Tuesday, October 30, 2012

UK consumer lending hits 4-year high

Lending to UK consumers rose at the fastest pace in four and a half years in September and mortgage approvals hit a four-month high, according to official data.


The figures published by the Bank of England on Monday showed that consumer credit rose by £1.2bn last month, the strongest rise since February 2008 driven by a £893m increase in overdrafts and loans.

Mortgages also saw a boost with lenders granting 50,024 last month, compared with 47,921 in August, beating economists surveyed by Bloomberg who forecast 48,700. Mortgage lending grew by £491m, beating analyst forecasts of a £450m.

Today’s data is inline with similar data from the British Bankers' Association last week which showed a small rise in mortgage approvals in September, although they were still 6pc down on the year.

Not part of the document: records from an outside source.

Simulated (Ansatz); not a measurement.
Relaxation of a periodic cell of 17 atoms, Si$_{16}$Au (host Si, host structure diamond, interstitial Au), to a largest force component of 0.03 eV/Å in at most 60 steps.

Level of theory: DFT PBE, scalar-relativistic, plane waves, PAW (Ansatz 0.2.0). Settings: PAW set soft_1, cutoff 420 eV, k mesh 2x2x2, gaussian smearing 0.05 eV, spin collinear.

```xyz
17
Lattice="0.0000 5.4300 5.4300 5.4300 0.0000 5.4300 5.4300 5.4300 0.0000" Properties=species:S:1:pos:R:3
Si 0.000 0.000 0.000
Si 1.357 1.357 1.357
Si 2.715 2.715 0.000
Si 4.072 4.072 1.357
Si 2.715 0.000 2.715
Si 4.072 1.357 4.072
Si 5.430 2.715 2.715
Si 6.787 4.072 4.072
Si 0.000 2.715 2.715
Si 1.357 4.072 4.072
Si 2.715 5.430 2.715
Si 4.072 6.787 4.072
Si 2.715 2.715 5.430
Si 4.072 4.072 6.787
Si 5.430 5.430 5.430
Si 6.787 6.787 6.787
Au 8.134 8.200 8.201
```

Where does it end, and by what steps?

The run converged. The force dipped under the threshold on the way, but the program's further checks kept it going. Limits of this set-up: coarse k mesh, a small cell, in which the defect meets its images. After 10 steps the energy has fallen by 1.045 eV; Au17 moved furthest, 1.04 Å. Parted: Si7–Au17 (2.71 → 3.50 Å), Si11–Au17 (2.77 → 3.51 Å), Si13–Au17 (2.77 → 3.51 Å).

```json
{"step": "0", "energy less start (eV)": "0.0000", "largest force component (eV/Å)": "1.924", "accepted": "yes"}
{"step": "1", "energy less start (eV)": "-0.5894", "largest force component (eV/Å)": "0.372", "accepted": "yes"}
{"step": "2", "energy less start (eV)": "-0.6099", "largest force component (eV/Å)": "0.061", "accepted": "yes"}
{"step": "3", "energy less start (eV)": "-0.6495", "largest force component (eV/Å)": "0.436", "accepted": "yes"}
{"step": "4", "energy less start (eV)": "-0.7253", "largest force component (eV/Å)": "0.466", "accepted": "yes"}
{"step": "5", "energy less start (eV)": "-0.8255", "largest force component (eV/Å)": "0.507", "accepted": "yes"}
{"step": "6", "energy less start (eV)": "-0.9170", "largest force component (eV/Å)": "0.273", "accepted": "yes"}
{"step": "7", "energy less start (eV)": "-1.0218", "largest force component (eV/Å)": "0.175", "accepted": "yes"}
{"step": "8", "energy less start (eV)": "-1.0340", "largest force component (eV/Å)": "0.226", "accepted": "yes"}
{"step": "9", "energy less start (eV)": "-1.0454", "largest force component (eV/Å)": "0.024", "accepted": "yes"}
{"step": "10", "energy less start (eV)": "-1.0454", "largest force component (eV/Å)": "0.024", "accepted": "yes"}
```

The figures will boost the Bank’s hopes that the economic recovery is now sustainable, alongside the better-than-expected third quarter growth figures last week which showed that the UK’s economy grew by 1pc.

The nine-person Monetary Policy Committee will meet next week to decide whether or not the latest Funding for Lending Scheme (FLS) – which gives banks cheap loans with the purpose that these are then passed on to the consumer – has been effective and as well as discuss the need for further monetary easing.

The central bankers have cautioned that it would take several months before the effect of the scheme, which started in August, became visible.

Alan Clarke at Scotiabank, agreed it was still too soon to tell whether FLS was working, but noted that the headwinds facing the consumer had “abated to some extent”.

“Maybe there's some sentiment side of things which is helping, but the physical results will take some time to have an effect,” he said.

"I think we're now heading in the right direction. I don't think we're going to see serious quarter by quarter growth, but a steady positive expansion is possible from now."

Since the start of the financial crisis the Bank of England has pumped £375bn into its asset purchasing programme in a bid to stimulate markets and kick start growth in the economy.

Mr Clarke said that the lending figures were “another nail in the coffin for QE and rate cuts”. However, Ross Walker, economist at RBS, said that while the overall lending figures were better than had been expected, the underlying trends were roughly the same.

“Overall in the lending data, you still have a fairly anaemic picture. Again, there are signs of improvement, but it's still really early days. And in terms of actual lending numbers you're not really seeing any signs of real growth,” he said.

“Households still aren't really borrowing, and the corporate sector is far from borrowing, it's repaying debt.

“At the margin they'll look at what's most important, but in the last few weeks it seems as if they've struck a more cautious note as the underlying economic trends do seem to have been more positive."